By Tsegaye Tegenu (PhD)

2023-11-18

The article, penned over six years ago, remains as relevant today as it was then. I am reposting it as a reminder that despite our rapid progress in communication, we find ourselves grappling with the same issues. Below is the complete article.

Ethiopia faces multiple problems but looks invincible like the myth of the many-headed reptilian monster with amber eyes and yellow-white teeth that was terrorizing the Greek people in ancient times, 565-550 BC. The many-headed hydra was a ruthless creature feared for its mindless savagery, striking and spitting acid in all directions. Each head of the hydra had independent behaviour with a capacity to reborn. Ethiopia is now in a defining moment of history facing a three-headed fire-breathing hydra.

One head is the effects of exponential population growth. Ethiopia has a population of 96 million and is currently the population is increasing by about two million people a year. The population size is projected to increase to 137 million by the year 2037. Population size matters and it has already affected food security, employment creation (rural and urban areas), access to public services (education, health) and urban services. The Ethiopian population is not only large in size, it is also growing rapidly. Speed also matters affecting sources of economic growth. Has the economy the capacity to increase the scale of production and employment at the rate needed to recover from backlogs and re-adjust to new additional shortages every year? Are the mechanisms of economic growth and organization of economic activities in place to keep up with the population growth race? (for details see “Exponential Population Growth and Carrying Capacity of the Ethiopian Economy”). Population growth is an autonomous force and no one has control over the driving demographic forces. Rapid population growth is the main head of the three-headed hydra.
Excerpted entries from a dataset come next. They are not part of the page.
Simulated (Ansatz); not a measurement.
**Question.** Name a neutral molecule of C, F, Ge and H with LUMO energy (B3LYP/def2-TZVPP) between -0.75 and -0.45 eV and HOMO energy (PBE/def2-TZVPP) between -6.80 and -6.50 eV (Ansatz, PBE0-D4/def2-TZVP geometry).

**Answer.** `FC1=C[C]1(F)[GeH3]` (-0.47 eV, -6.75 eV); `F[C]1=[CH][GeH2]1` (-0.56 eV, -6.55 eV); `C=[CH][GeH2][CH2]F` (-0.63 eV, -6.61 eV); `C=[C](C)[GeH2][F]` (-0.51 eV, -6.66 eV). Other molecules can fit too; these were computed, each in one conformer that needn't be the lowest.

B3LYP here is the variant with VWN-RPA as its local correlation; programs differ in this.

The second head is the problem of choosing economic policy. There are many experts giving advices on the questions of what, why and how aspects of economic policy changes and reforms in Ethiopia. Some advocate poverty reduction strategies based on the principles of human rights and moral values. Using a political economy approach, some experts advocate various sectoral policies (social, economic and governance sectors) to improve the efficiency, implementation rate and capabilities of the sectors. Others focus on structural priorities and advocate either service or industrialization-led structural transformation. Among researchers and experts there is a considerable difference both in the analysis (selection and benchmarking of performance variables) and solution findings to economic problems. What kind of policy matters more for solving economic scarcity, economic fragmentation, low saving, low productivity trap, environmental degradation and outmigration? Have a guess. Who is to judge both in the means and objectives of policy choice?

The third head is the culture of political power fetishism. There are group of opposing political valances who consider state power as a prerequisite to their group social existence. For these group of people consequences of population growth and challenges of policy choices are different plans that come second. These group of people work incredibly hard to stay or come into political power, because all other benefits express their values in it.

Ethiopia is now battling the three-headed hydra that lurked at the houses of the Ethiopian people. Has Ethiopia the strength to fight the multi-headed serpent? Or, is it fighting a losing battle?

Does Ethiopia possess the resilience to combat the multi-faceted challenges, or is it engaged in a futile struggle? The inquiry persists, unaffected by the passage of time.

1 Comment

  1. It seems the last head has become the biggest threat.
    6 years and still in the same position. No even worse: population increase increased as the predictions and at the same time a decline in economic performancee.